One of my favorite things that has come from working on multiple fixer uppers has been how much my creativity has grown from them. When a house already seems finished, there’s a stifling fear of failure that comes leaving little room for growth. The more work a house needs, the greater possibility for improvement. The more houses we’ve worked on, the greater appreciation I’ve had for their differences. No two are alike, and I enjoy bringing each of them to life in their own unique ways.


I wish I could take back all the times I’ve put my own rightness and perfectionism on a pedestal as though I've already reached some level of attainment, all the times I let my own pride put God and others in a box. I wish to always approach God and others out of a humility that always leaves room for growth- a realization that my Creator never makes cookie cutters and an understanding that my view of God will always be limited by my finite mind. Instead of making a God of myself thinking others should look like me, I seek to understand how their own individualities could show the stamp of my Creator on their lives.

There’s a stifling fear in religion that puts ourselves, God, and others in a box with little room for growth. A spirit of fear that causes us to leave behind our ability to operate out of power, love, and a sound mind and masks itself as wisdom and carefulness that is foolishness to God. A lofty view of myself that approaches God out of a sense of rightness and builds principalities upon my own understanding that God has to cast down in order to rebuild. Rather than approaching the living Word as a double-edged sword that penetrates my own soul and spirit, judging the thoughts and attitudes of my own heart that always has room for improvement, I’ve used it to cut down others when even angels wouldn’t dare to do such a thing. The blinding thing about rightness is that it seems so right, a force of evil that dwells in Heavenly places. It allows no room for growth as it comes from a place of completion. It doesn’t appreciate others’ differences, it seeks to make clones of His creations and accuses the very people I should seek to love and learn from.

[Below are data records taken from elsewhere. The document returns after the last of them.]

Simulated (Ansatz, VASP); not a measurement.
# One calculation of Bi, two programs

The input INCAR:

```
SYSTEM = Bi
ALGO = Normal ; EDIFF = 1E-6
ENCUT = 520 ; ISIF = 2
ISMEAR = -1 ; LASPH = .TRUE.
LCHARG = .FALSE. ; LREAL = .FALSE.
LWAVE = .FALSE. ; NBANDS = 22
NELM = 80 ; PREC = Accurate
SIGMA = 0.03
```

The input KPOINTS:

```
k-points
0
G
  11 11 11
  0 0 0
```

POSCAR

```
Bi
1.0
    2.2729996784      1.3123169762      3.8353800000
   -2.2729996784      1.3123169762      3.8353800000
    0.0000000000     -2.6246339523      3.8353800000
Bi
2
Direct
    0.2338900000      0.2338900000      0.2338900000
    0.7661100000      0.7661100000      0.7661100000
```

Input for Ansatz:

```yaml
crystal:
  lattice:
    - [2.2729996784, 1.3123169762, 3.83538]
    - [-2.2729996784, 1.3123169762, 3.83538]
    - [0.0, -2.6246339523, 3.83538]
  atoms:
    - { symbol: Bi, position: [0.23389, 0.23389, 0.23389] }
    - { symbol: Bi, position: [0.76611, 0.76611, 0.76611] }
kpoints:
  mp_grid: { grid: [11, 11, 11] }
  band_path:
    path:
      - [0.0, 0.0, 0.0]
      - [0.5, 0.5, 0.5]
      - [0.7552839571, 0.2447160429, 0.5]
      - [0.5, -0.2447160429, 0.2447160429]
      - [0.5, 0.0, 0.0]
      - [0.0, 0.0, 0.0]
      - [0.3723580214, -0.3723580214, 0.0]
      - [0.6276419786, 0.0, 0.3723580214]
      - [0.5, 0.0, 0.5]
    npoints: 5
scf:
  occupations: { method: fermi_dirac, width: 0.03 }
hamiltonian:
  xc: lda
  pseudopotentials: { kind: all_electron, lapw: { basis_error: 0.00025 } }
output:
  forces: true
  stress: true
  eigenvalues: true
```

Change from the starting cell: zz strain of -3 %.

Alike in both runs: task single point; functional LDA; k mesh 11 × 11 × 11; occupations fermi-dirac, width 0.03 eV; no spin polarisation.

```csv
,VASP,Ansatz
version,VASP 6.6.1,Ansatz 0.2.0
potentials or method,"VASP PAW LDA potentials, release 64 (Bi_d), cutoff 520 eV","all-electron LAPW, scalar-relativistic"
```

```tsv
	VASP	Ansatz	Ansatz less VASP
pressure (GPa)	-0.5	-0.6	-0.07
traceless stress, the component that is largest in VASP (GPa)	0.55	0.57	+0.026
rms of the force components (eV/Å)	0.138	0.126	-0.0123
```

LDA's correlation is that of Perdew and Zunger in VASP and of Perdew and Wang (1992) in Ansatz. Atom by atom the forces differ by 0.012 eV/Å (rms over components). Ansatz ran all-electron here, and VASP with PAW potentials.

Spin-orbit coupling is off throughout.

The more I grow in my creativity and the more I grow in my identity as a creator, artist, and Christian, the more I can look at others and their talents and accomplishments and appreciate them or learn from their differences rather than seeing them as competition as we are all works in progress. However, the more projects I’m working on, the less time I have to judge another’s work as I’m too busy working on my own. There’s always room for growth and improvement here.